Bitcoins, which have long faced questions around their legality, are gradually gaining acceptance across the world. The Philippines and Japan legalised it earlier this year, and Australia recently confirmed it will treat the cryptocurrency “just like money.” In India, however, lack of regulatory clarity has been a dampener, keeping investors and market participants away. But Sandeep Goenka, co-founder and COO of Ahmedabad-based bitcoin exchange Zebpay, believes things are set to witness an overhaul. In an interview with VCCircle, he says the narrative will soon change from legality of bitcoins and virtual currencies to how we can use them to protect the country’s financial infrastructure. He also talks about Zebpay’s growth plans, and busts many a myth around the virtual currency. Excerpts:
How does a bitcoin exchange work? Can you explain the pricing dynamics?

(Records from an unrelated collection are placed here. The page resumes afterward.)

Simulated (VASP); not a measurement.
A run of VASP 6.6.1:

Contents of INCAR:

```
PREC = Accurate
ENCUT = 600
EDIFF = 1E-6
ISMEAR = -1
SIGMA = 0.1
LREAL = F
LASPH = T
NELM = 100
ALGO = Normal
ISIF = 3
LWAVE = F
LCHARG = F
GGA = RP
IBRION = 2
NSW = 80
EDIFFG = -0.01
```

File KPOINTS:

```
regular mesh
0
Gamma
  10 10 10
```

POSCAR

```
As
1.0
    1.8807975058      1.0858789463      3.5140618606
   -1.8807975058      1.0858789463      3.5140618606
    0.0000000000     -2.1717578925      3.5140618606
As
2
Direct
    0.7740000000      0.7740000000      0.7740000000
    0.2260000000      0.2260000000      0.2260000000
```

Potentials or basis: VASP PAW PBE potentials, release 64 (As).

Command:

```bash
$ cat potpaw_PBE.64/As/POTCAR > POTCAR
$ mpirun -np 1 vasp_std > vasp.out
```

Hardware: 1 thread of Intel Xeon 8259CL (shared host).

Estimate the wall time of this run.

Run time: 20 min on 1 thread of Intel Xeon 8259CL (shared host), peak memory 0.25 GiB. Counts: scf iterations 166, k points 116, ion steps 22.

There are four-five stakeholders in the ecosystem, viz. miners, exchanges, wallet providers and blockchain applications. The exchange is the first infrastructure that needs to be built, just like you need the stock market to invest in equity. A virtual currency exchange provides value to the currency, and these digital tokens are ‘revenue’ for other players in the ecosystem.
As for pricing, bitcoins have historically seen massive appreciation. Since global supply will be limited to 21 million units till 2040, demand is high and prices keep on rising.
There is a perception that bitcoin prices should be the same universally. But prices on any exchange are simply a function of demand and supply. International prices are reference rates, and our price is Rs 20,000 higher. But, then, our sale price is also higher than the international price. My users are aware of this and they are willing to buy.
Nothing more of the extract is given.